LADIES WHO LURCH
The Lord Chamberlain took a bit of handling to let this play’s louche presumptions of extramarital liaisons be flaunted onstage: and one public morality campaigner shouted from the box at its premiere when he did let its suggestion of female sex-before-marriage creep pas them . It shows us two wives of ten settled years’ standing, their dull safe amiable husbands off playing golf in Chichester, being stirred to romantic panic by the impending visit of a Frenchman – Maurice! – who had flings with each of them before their marriages. Fred and Bill once briskly dispatched to the golf, the women spend the day and evening agonizing over whether to run away from temptation, or confront their old lover with virtuous assurances that they love their husbands even though the grand passion has settled to “happiness and tranquillity devoid of all violent emotions outside golf”

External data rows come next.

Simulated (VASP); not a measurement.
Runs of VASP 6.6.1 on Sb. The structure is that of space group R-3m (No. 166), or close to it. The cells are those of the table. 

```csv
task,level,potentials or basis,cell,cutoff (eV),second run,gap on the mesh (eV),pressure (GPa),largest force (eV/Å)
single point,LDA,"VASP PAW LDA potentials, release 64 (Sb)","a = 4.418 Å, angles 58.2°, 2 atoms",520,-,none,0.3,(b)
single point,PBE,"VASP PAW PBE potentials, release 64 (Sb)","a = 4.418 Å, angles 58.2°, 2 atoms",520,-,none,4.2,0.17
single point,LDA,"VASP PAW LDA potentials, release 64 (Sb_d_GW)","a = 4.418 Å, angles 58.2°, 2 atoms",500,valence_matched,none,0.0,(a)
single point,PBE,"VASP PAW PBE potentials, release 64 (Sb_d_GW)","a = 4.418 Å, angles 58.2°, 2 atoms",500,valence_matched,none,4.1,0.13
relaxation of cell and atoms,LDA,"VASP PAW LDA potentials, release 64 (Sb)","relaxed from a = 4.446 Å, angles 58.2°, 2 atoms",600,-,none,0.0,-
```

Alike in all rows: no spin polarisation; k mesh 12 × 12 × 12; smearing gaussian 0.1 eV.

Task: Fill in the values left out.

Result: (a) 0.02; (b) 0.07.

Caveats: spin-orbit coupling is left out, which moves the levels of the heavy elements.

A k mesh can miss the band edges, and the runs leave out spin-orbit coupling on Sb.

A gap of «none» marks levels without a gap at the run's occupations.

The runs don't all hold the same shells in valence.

As memory unrolls and faint half-acknowledged rivalries surface – there’s Pisa, Venice, and a deeply regretted row over a salami sandwich – they move between maudlin and yearning nervousness, and at one stage Coward gives us a tour de force of pas-devant the servants non-sequiturs while the maid (we’ll come to her, oh yes) serves a four course dinner at which they plan to be elegantly surprised by the man’s arrival: a performative “sistahs before mistahs” assurance to him that they’re well over him, oh yes. .This bonding, quarreling, and reckless drinking lasts through the bravura first half – Janie Dee and Alexandra Gilbreath well up to it – with not a man in sight. Then in the brief second half all three baffled or artful males are on stage to hear a number of truths, accusations and lies, and each more or less say their piece.
Grand holiday fare for stressed couples, it comes in under two hours with interval, a squib which isn’t, admittedly, one of Noel Coward’s greatest or most-revived plays (though the two Hermiones did it in 1949…!) It is, on the other hand, rich in his trademark scenes in which overwrought people in 1930s polite-society get furiously impolite to each other over classy silverware and crystal and- as a bonus – are effortlessly outclassed by their servants. The maid Saunders – Sarah Twomey – at first seems a bit wooden but then shows how much of it is a deliberate front: she has worked in grander places than this, knows more about golf than the master plays the piano far better than the mistress, and delivers a lovely balletic interlude while tidying-up, courtesy of her time “With the Ballet Russe”. Twomey also deploys a most pleasing talent for a straight face, not easy round the rising chaos of alcohol, anxiety and rising animosity once Galbreath kicks her shoes off…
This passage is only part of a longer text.